Decided: July 7, 1989.

IN THE MATTER OF DENNIS J. IULO, AN ATTORNEY AT LAW


On an order to show cause why respondent should not be disbarred or otherwise disciplined.

For disbarment -- Justices Clifford, Handler, Pollock, O'Hern, Garibaldi and Stein. Opposed -- None.

Per Curiam

This disciplinary proceeding results from an audit of the trust funds of respondent, Dennis J. Iulo, by the Office of Attorney Ethics pursuant to Rule 1:21-6(c). In 1981, an attorney involved in a real estate closing with the respondent was aggrieved by the failure of respondent to pay off an outstanding mortgage on the involved property. When questioned about the failure to pay off the mortgage, respondent said that it had been an inadvertence. He mailed a $9,000 check to the mortgagee bank on May 29, 1981, but the other attorney soon learned that the check had bounced.

The matter was brought to the attention of the District XI Ethics Committee. Defendant had an accountant prepare a reconciliation of his trust account. This disclosed shortfalls in the trust account, which resulted in respondent's temporary suspension from the practice of law on December 17, 1982. 91 N.J. 618. This suspension was continued pursuant to a consent order. These discrepancies in respondent's account eventually led to an investigation by the Passaic County Prosecutor and resulted in the respondent's conviction by a jury of two counts of misapplication of entrusted property, in violation of N.J.S.A. 2C:21-15.
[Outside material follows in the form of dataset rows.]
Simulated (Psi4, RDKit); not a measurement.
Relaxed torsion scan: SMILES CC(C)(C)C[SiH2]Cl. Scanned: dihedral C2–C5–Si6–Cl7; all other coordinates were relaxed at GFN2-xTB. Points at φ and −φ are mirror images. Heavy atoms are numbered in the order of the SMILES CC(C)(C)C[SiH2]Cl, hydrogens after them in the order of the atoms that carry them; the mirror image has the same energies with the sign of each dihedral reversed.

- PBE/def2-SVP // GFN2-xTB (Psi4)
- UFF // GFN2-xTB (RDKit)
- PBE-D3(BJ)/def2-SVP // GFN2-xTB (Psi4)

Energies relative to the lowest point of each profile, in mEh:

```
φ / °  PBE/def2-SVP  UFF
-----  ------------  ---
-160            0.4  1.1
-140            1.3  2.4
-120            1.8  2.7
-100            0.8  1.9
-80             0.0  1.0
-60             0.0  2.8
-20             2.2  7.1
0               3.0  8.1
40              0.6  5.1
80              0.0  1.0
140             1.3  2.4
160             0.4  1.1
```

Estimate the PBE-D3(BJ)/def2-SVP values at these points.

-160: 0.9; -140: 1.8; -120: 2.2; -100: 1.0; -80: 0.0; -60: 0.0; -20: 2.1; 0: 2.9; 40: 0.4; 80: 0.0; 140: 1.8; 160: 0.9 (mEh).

The case comes before us on an appeal from the decision and recommendation of the Disciplinary Review Board (DRB), which heard the matter on a motion for final discipline filed by the Office of Attorney Ethics, pursuant to Rule 1:20-6(c)(2). The basis for the disciplinary proceedings was respondent's 1987 criminal convictions for misapplication of entrusted funds in the attorney trust account. The DRB recommended disbarment in reliance on the rule of In re Wilson, 81 N.J. 451 (1979), that a knowing misappropriation of client's funds almost invariably warrants disbarment.

I

In disciplinary proceedings, a criminal conviction is conclusive evidence of respondent's guilt. R. 1:20-6(c)(1); In re

Peia, 111 N.J. 318, 320 (1988). Therefore no independent examination of underlying facts is necessary to determine guilt of the crime used as a basis for establishing a violation of our Rules of Professional Conduct. In re Bricker, 90 N.J. 6 (1982). Ordinarily "[t]he only issue to be determined is the quantum of discipline to be imposed." In re Peia, supra, 111 N.J. at 320; R. 1:20-6(c)(2)(ii).

The distressing aspect of this case is a gnawing uncertainty about the "underlying facts" that the jury verdict establishes. The jury verdict convicted the defendant of Counts One and Three of a multi-count indictment. Those two counts charged that the defendant "did apply and/or dispose of" clients' funds valued at approximately $40,548.97 and $30,802.59, which were to be held in trust for the clients on their behalf. Those two figures represented the balance shown on reconciliation statements prepared by the defendant's own accountant for the two dates, March 23, 1981 ($40,548.97), and June 9, 1981 ($30,802.59).

In actuality, however, these were not two separate misapplications but the total running accounts of the respondent's trust account reconciled at two different dates two and one-half months apart. Obviously, the original deficiency of March 23, 1981, continued in substantial portion until June 9, 1981, and to some extent was reduced. The names shown on the reconciliation are the same.

But there is no smoking gun to be found in the proofs. There is no purchase of a Cadillac with client's funds. Rather, the case was made out solely by the accountant's report showing that on these two distinct dates respondent was out of trust in the amounts shown on the exhibits designated "Status of Trust Account." The only other evidence related to defendant's actions subsequent to the discovery of the shortage, including loans from a personal friend that went into the trust ...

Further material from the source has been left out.